Keyboard shortcuts

Press or to navigate between chapters

Press S or / to search in the book

Press ? to show this help

Press Esc to hide this help

FAQ

Frequently asked questions about Horizon Epoch.

General Questions

What is Horizon Epoch?

Horizon Epoch is a Git-like version control system for data. It provides branching, merging, commits, and history tracking for data stored in PostgreSQL, MySQL, SQL Server, SQLite, S3/Delta Lake, Azure Blob, GCS, and local filesystems.

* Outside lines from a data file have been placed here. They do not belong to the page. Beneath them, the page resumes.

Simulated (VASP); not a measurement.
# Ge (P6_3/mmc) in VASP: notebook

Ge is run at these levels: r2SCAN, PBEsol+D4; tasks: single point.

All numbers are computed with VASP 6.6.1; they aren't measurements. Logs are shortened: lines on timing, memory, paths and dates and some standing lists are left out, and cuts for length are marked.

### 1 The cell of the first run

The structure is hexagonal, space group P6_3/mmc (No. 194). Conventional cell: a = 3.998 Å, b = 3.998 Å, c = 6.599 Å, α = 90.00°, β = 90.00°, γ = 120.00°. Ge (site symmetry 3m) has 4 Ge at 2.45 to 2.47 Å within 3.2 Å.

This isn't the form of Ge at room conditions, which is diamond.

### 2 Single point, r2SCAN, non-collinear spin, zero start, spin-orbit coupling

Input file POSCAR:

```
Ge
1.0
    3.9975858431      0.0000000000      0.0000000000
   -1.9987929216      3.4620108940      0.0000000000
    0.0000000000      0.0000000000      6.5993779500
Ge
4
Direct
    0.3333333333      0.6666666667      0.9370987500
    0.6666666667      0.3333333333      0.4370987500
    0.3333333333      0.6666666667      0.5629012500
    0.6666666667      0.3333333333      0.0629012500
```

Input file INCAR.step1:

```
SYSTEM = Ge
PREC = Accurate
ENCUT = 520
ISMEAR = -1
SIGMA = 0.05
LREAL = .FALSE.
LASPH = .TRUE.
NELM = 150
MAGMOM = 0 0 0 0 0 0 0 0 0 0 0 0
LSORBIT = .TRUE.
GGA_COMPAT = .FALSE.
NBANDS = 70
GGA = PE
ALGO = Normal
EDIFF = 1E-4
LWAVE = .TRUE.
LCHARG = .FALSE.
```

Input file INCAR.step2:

How is it different from Git?

Git tracks changes to files (text). Horizon Epoch tracks changes to structured data (rows/records). Key differences:

  • Record-level tracking instead of line-level
  • Field-level conflict detection instead of text diff
  • Works with live databases instead of files
  • Storage-agnostic - supports multiple backends

Do I need to migrate my data?

No. Horizon Epoch works with data where it lives. You register existing tables and start versioning. Your data stays in its original location.

Is my data copied when I create a branch?

No. Branching is zero-copy. Only modified records are stored separately. Creating a branch is instant regardless of data size.


Architecture

Where is the metadata stored?

Metadata (commits, branches, change tracking) is stored in a dedicated PostgreSQL database. This is separate from your data storage.

Can I use different databases for metadata and data?

Yes. The metadata database and data storage are completely separate. For example:

  • Metadata: PostgreSQL on localhost
  • Data: PostgreSQL on AWS RDS + S3 for analytics

Does Horizon Epoch modify my existing tables?

Horizon Epoch creates overlay tables alongside your existing tables to track changes. Your original table structure is not modified.

What happens if I modify data directly without using Epoch?

Changes made outside of Horizon Epoch’s context won’t be tracked. For full version control, all changes should go through Epoch or you should periodically sync.


Performance

How fast is branch creation?

Branch creation is O(1) - constant time regardless of data size. Creating a branch from a 1TB dataset takes the same time as from a 1KB dataset (~milliseconds).

What’s the storage overhead?

Storage overhead is proportional to changes, not data size:

  • Base data: Original size (no overhead)
  • Per branch: Only modified records are stored
  • Typical overhead: 1-10% for active branches

Are queries slower on branches?

There’s a small overhead for branch queries due to overlay resolution. For typical branch sizes (< 1% of data modified), overhead is negligible (<10%). For large overlays, consider materializing the branch.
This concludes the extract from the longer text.